An Israeli official said later that "a coffin apparently containing body parts of soldiers killed during the Second Lebanon War has been transferred by Hezbollah to the IDF [Israeli army] as a gesture for the ongoing negotiations on a prisoner exchange."
"The coffin will be examined and the body parts will be examined to determine whether they indeed belong to Israeli soldiers," the official said.
Lebanese army forces deployed in Naqoura around the time of Nissir's transfer into Lebanon, while Hezbollah members blocked the entrance to the town.
Prisoners 'a priority'
Rula Amin, Al Jazeera's correspondent in Naqoura, said that Hezbollah had "put on a show for Nissir".
Man convicted of 'spying' for Hezbollah released
"Hezbollah officials here told us that they want to show that this is an achievement, both for the resistance and for Lebanon," she said.
The human remains handed over by Hezbollah to Israel are not those of two soldiers captured by Hezbollah in a 2006 cross-border raid, Amin said.
The raid sparked a fierce retaliation by the Israeli army against Hezbollah fighters in Lebanon in a 34-day war.
Nabil Qaook, Hezbollah's leader in southern Lebanon, said the organisation would continue to seek the release of Lebanese prisoners held in Israeli jails.
"The issue of prisoners is not only the top national responsibility, but it is also the ultimate ethical and humanitarian responsibility for us here in Lebanon," he said.
"As it was yesterday, the issue of prisoners will remain today and tomorrow the top priority of Hezbollah in Lebanon."
Nissir was arrested in 2002 and was subsequently sentenced to six years in prison for collaborating with Hezbollah.
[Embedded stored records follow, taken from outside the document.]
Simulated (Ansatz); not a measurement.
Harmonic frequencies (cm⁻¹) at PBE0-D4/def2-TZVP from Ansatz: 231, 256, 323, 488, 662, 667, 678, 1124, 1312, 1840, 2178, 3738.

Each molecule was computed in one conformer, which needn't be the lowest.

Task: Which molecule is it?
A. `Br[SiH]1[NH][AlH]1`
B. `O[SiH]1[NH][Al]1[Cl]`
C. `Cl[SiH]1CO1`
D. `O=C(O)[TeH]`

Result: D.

|Nissir crossed into Lebanon after |
serving a six-year term [EPA]
He has an Israeli Jewish mother and a Lebanese Muslim father and held Israeli citizenship at the time of his arrest.
He first joined his mother's family in Israel in 1982, during an Israeli invasion of Lebanon.
Nissir's brother Mohammed said Nassim told him in a phone call a month ago that "his jailers had placed him in solitary confinement in a bid to persuade him to abandon his plans to return to Lebanon with his two daughters, who are Israeli citizens".
Observers are mixed over whether Nissir's release can be seen as raising hopes for a broader prisoner exchange deal between Israel and Hezbollah.
Amin said speculation over a prisoner exchange had been fuelled by a recent statement made by Hezbollah's secretary-general.
"Hassan Nasrallah, the leader of Hezbollah, said [last week] that he hoped Lebanese prisoners [in Israel] would soon be released," Amin said.
"Many people are hoping that Nissir's release will be the beginning of a larger prisoner swap. From the speeches we heard here [in Naqoura]however, there was no such news."
Jacky Rowland, Al Jazeera's correspondent in Jerusalem, said that Israeli experts say they do not see a bigger exchange deal approaching.
"It would really be a coup for Hezbollah and increase Nasrallah's standing in the Arab world," she said.
"Clearly the Israeli government and indeed the Palestinian Authority in the West Bank are concerned about enhancing Nasrallah's standing in this way."
Israeli army radio reported on Monday that Israel was prepared to free five Lebanese prisoners and return the bodies of 10 Hezbollah fighters in exchange for the two Israeli soldiers.